Emperors of Indochina (modern day Vietnam), in particular, the Nguyen Dynasty

In 1558, Le Anh Tong, emperor of the ruling Le dynasty entrusted Nguyen Hoang with the lordship of the southern part of Indochina. In 1698, Nguyen Huu Canh, a high-ranking noble, is often credited with the expansion of Saigon into a significant settlement. Initially called Gia Dinh (pronounced Zzhar Din), the city became known as Saigon in the 18th century.

In 1777 a rival dynasty, the Tay Son brothers, attacked Saigon eliminating almost the entire Nguyen dynasty, with just the fifteen-year-old Nguyen Anh managing to escape into the far south. He took refuge at Pigneau de Behaine's seminary (a French missionary) from September to October that year before both were forced to flee to the island of Pulo Panjang in the Gulf of Siam. The move was in fact a political step taken by Pigneau. By aligning himself with Nguyen Anh, he became less of a missionary and more of a politician thereafter.

In November 1777, Nguyen Anh was able to recapture Saigon, and in 1778 pursued the retreating Tay Son as far as Binh Thuan.

He next visited France with his son and signed the Treaty of Versailles on November 21 1787, offering the French Government land and concessions in return for their military help. The Governor in French India was expected to be in charge of implementing the treaty, but he failed to follow through, leaving de Behaine to his own devices. He recruited French businessmen who were intending to trade in Indochina and also spent fifteen thousand francs of his own money, purchasing guns and warships. From 1789-1799 the French reinforced the south, training Anh's infantry according to the European model.

De Behaine died in 1799, by which time Anh had united Indochina after a three-hundred-year division of the country. He celebrated his coronation at Hue on 1 June 1802 and proclaimed himself emperor.

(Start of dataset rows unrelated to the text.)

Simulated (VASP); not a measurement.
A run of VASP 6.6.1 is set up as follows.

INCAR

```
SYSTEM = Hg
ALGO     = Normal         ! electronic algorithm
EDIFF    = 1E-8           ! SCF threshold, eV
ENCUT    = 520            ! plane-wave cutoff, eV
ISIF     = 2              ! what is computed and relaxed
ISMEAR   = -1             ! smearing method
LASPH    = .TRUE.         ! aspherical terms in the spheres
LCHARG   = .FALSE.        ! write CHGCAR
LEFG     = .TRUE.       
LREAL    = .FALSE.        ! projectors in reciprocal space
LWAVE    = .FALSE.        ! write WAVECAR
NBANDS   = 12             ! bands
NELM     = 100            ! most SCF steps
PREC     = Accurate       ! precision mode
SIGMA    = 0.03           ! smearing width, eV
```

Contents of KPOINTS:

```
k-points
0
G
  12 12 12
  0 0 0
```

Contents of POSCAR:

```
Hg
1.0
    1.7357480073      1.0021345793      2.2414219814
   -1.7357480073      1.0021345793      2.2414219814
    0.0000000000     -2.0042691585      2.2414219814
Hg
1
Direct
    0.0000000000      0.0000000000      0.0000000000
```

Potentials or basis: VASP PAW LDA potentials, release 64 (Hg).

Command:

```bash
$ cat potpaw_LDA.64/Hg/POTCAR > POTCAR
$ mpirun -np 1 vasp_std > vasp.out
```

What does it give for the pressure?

Needless to say however, later emperors were opposed to French involvement in their country, and they tried to reduce the country's growing Catholic community. With the imprisonment of missionaries who were said to have illegally entered the country, that became the primary pretext for the French to invade (and now occupy) Indochina. 

French Indo-China

In 1858 French Emperor Napoleon III approved the launching of a punitive expedition over Indochina's mistreatment of European Catholic missionaries. The expedition evolved into a full invasion. On 18 February 1859 France conquered the city of Saigon along with three southern provinces. By 1862, the war was over and in the Treaty of Saigon, France annexed those provinces, which became the colony of French Cochinchina. "Cochin" was a Portuguese derived word that came from India, possibly meaning "Little".  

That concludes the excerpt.